Mies van der Rohe’s Barcelona Pavilion (1929) may have been short lived but its influence is long standing. Mies believed in the concept of fluid space; of diminishing the boundaries between the interior and exterior by using simple and transparent forms, as he later did at Farnsworth House (1945–51). These pavilion-style buildings with expansive glass walls and open-plan interiors continue to be influential, their elegant simplicity inspiring the design of contemporary homes such as MH House by Architects Ink.
MH House has a single, rectangular volume in which form and materials are used to create an open, light-filled space. “Strong horizontal lines, planning to a grid, minimal material palette and integration of indoor and outdoor spaces are synonymous with the pavilion and common elements in our approach to many residential additions,” says Marco Spinelli, architect and director at Architects Ink.
The rear extension to the client’s bluestone villa accommodates a new family living space. With a low, flat roof, the volume is barely visible from the street despite large existing side setbacks to the villa. The pavilion extends the full width of the site to minimise impact on the backyard area and maximise outlook from the living spaces.
At the new side entry, an oversized custom glass pivot door is a link between the existing house and new marble-chipped rendered wall. Steps lead up to the villa or down to the open-plan space with kitchen and butler’s pantry, dining area, living area and a covered outdoor space. Floor-to-ceiling glass accentuates the horizontal profile and large sliding doors wholly open the lounge to the garden and external area. “We managed a tight budget to allow for the inclusion of premium German-engineered, highly insulated sliding glass doors. They create a seamless transition between indoor and outdoor environments, which was very important to the client and in keeping with the ethos of the pavilion typology,” Marco explains.

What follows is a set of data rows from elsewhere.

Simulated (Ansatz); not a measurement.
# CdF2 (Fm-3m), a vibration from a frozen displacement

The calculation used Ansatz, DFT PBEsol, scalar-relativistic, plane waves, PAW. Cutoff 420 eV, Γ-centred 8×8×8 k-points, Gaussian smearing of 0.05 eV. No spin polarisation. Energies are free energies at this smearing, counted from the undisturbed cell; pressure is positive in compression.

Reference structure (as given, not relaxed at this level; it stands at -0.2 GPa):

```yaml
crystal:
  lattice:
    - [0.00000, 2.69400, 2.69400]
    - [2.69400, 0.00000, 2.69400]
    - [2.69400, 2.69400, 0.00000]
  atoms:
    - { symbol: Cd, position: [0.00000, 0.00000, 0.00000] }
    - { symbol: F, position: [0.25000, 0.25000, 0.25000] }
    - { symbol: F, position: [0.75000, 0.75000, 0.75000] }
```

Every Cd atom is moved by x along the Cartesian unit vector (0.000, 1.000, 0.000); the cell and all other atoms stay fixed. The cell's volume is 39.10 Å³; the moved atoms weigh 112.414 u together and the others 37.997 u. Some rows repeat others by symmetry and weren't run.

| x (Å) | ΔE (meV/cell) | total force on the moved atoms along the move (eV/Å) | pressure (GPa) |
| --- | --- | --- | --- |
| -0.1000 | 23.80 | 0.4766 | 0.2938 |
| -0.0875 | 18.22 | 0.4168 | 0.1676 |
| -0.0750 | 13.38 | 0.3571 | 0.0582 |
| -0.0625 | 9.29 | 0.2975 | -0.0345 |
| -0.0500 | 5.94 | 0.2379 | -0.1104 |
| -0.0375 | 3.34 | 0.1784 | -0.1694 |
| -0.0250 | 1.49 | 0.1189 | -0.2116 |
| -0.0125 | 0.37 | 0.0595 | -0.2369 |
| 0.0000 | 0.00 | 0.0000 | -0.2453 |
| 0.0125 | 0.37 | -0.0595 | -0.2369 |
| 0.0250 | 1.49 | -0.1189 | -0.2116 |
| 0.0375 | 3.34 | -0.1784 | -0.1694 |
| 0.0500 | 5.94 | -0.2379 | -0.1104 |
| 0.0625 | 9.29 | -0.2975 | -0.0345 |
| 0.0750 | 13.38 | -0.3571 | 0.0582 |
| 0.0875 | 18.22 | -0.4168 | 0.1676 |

Interior detailing is crisp and clean. A compact joinery ‘pod’ clad in American walnut timber contains the kitchen, pantry and laundry with no structural walls. Centrally located, it allows natural light to penetrate the ‘working’ zone from both sides and an uninterrupted view of the pool and garden. The burnished concrete floor and rendered walls extend externally to enhance the outdoor connection. The rear bluestone wall of the villa is exposed in the entry passageway, providing texture, colour and a connection between old and new. Like the Barcelona Pavilion and Farnsworth House, MH House meshes the manmade and natural to reinforce the concept of fluid space, bringing the inside and outside together as one.